Crude Tanker Market Facing Downturn in Second Half of 2016

Further upside volatility is expected in the crude tanker market in 2016 as a result of OPEC’s (Organization of the Petroleum Exporting Countries) decision to effectively maintain oil output levels, Maritime Strategies International reported in its latest Tanker Freight Forecaster.

Average VLCC spot earnings for the Baltic Exchange’s ME-Japan voyage (TD3) have exceeded USD 100,000/day in the first half of December.

Over the six-month horizon of the latest report, upside potential remains high, with a combination of burgeoning trade and continuing low prices supporting global oil consumption and suppressing domestic crude production in North America.

MSI analysis shows that at the end of the first week of December between 30-35% of the VLCC fleet was not underway, being either moored or anchored.

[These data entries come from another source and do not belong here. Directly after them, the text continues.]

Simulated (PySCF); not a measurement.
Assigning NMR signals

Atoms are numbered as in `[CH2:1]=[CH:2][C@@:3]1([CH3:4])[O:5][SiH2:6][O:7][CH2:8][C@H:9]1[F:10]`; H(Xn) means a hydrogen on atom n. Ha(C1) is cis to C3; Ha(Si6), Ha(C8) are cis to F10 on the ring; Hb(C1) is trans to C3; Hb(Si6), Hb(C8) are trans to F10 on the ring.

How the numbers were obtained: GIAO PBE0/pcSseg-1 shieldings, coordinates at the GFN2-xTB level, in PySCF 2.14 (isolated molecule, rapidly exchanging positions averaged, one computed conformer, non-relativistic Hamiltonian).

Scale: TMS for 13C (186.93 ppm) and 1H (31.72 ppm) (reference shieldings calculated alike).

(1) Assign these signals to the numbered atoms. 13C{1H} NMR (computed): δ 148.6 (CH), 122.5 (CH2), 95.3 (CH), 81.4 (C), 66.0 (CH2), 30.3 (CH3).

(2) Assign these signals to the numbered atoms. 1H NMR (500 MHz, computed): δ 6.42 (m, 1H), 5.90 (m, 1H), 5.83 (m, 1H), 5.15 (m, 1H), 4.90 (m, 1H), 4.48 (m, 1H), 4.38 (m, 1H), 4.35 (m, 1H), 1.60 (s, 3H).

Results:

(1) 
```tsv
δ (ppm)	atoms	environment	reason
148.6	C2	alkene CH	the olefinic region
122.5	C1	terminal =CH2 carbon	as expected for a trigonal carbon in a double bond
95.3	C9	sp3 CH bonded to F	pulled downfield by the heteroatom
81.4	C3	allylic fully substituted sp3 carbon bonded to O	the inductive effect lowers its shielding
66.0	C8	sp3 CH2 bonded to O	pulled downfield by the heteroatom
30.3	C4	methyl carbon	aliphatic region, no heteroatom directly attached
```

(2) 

“The decision by OPEC to keep the taps open implies that the inverse relationship between the crude price and VLCC rates will continue, presenting clear upside potential over the next six months. A scenario in which crude oil prices are suppressed across 2016 could lead to a boom in tanker earnings of comparable magnitude to 2007/8,” Tim Smith, Senior Analyst at MSI, said.

Due to the second highest annual level of tanker deliveries ever predicted in 2016, the MSI analysis cautions that fleet growth will start to impact the market through the second half of the year.

Other crude tanker segments are also performing strongly and MSI predicts they are likely to see more upside in December and into January as crude oil prices deteriorate.

Suezmax spot earnings gained in the second half of Q4 with both the Atlantic and Black Sea markets continuing their progress from October. The West Africa – Europe spot earnings increased to an average of USD 59,500/day in November and have held close to that level in December, the report adds.

“Although these markets haven’t yet seen major gains, Suezmaxes in the Middle East were reportedly tracking increases seen for VLCCs, suggesting higher rates will spread across the market through December,” MSI said.

Aframax spot earnings also rallied in November, building on gains made in October. As in the Suezmax segment, further upside has yet to be seen in December from November levels, although given the magnitude and timing of the rise in the VLCC market this cannot be ruled out.

Aframaxes are likely to see fewer benefits from strong Middle East output than their larger counterparts and production in established loading regions such as Latin America and the North Sea is vulnerable to low crude prices and competition from larger sizes and long-haul trades.